A federal jury in Idaho found Elven Swisher guilty in 2007 for making false statements to the Veterans Administration, forging discharge documents to obtain benefits and theft of government funds. The jurors also convicted Swisher, who had served three years in the Marines beginning in 1954, for "wearing unauthorized military medals."

During the one-week trial, prosecutors said that Swisher had in 2001 secured $2,366 a month in federal benefits for post-traumatic stress disorder he claimed to have developed after an off-the-books mission in 1957 that never actually happened.

An "unpublished narrative" included with Swisher's application for benefits told of his supposed participation in a secret combat operation during which "Swisher and approximately 130 other Marines were flown by helicopter to an unknown location in China or North Korea," the 9th Circuit explained.

Swisher allegedly claimed that he'd been seriously injured in a firefight while on the mission, and that he'd been awarded the Purple Heart and other medals but told to keep this a secret.

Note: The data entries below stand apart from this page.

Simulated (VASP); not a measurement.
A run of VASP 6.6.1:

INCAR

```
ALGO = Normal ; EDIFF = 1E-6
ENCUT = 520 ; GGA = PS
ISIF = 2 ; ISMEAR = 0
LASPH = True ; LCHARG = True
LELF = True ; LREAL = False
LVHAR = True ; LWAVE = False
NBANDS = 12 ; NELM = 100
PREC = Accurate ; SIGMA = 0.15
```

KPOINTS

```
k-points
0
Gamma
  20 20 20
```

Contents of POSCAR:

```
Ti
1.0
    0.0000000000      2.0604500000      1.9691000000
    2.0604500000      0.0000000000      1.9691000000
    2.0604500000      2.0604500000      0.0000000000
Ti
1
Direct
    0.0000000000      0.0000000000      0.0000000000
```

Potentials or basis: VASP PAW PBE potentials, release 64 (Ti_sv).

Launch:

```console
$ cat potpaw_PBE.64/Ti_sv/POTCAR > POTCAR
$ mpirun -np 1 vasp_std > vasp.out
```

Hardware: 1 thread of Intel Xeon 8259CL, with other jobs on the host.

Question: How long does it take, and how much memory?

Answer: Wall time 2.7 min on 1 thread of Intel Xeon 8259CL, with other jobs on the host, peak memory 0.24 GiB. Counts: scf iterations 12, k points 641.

Marine Corps officials testified at the trial that there was no record of Swisher having received any injuries or medals during his service. Prosecutors also presented a photograph that showed "Swisher wearing the Silver Star, the Navy and Marine Corps Ribbon, Purple Heart, Navy and Marine Corps Commendation Medal with a Bronze V, and the UMC Expeditionary Medal."

After the jury convicted on all counts, Swisher was sentenced to one year behind bars and three years of supervised released.

Swisher later argued in a federal habeas petition that the 9th Circuit's 2010 ruling against the so-called Stolen Valor Act required reversal of his conviction for wearing unauthorized military medals.

The federal appeals court had found in U.S. v. Alvarez that the 2005 Stolen Valor Act, which toughened the prohibitions against lying about military service and medals already on the books as Sections 704(a) and (b) of Title 18, violated the First Amendment.

The Supreme Court agreed in 2012 and struck the law down, finding that "permitting the government to decree this speech to be a criminal offense, whether shouted from the rooftops or made in a barely audible whisper, would endorse government authority to compile a list of subjects about which false statements are punishable."

Swisher presented similar arguments, but U.S. District Judge B. Lynn Winmill in Boise denied his petition. A unanimous appellate panel agreed on Wednesday, though one judge argued that the ruling is based on a bad but unavoidable law.

The panel based its decision not on Alvarez but on the 9th Circuit's 2012 ruling United States v. Perelman, which the high court declined to review. In that case, the appellate court "interpreted § 704(a) as criminalizing 'the unauthorized wearing of medals only when the wearer intends to deceive.'"

The government's "extensive evidence that Swisher was not entitled to wear those medals, as no military record documented the awards or Swisher's claimed combat injuries," proved at trial that Swisher had intended to deceive by wearing the unauthorized medals, the three-judge panel found.

"Taken together, this evidence demonstrates that Swisher wore the medals for the purpose of claiming that he was 'worthy of commendation,' when in fact he was not," Judge Sandra Ikuta wrote for the panel. "Given Perelman's conclusion that the First Amendment does not prevent Congress from criminalizing the act of wearing military medals without authorization and with an intent to deceive, Swisher's constitutional challenge to his conviction under § 704(a) fails."

Judge A. Wallace Tashima wrote separate to note that he upheld Swisher's conviction only because he had no other choice under Perelman, which he considers "contrary to the Supreme Court's teaching in Alvarez."

"Swisher was convicted because he told a lie," he wrote. "I do not believe that § 704(a) should be read to punish such pure speech."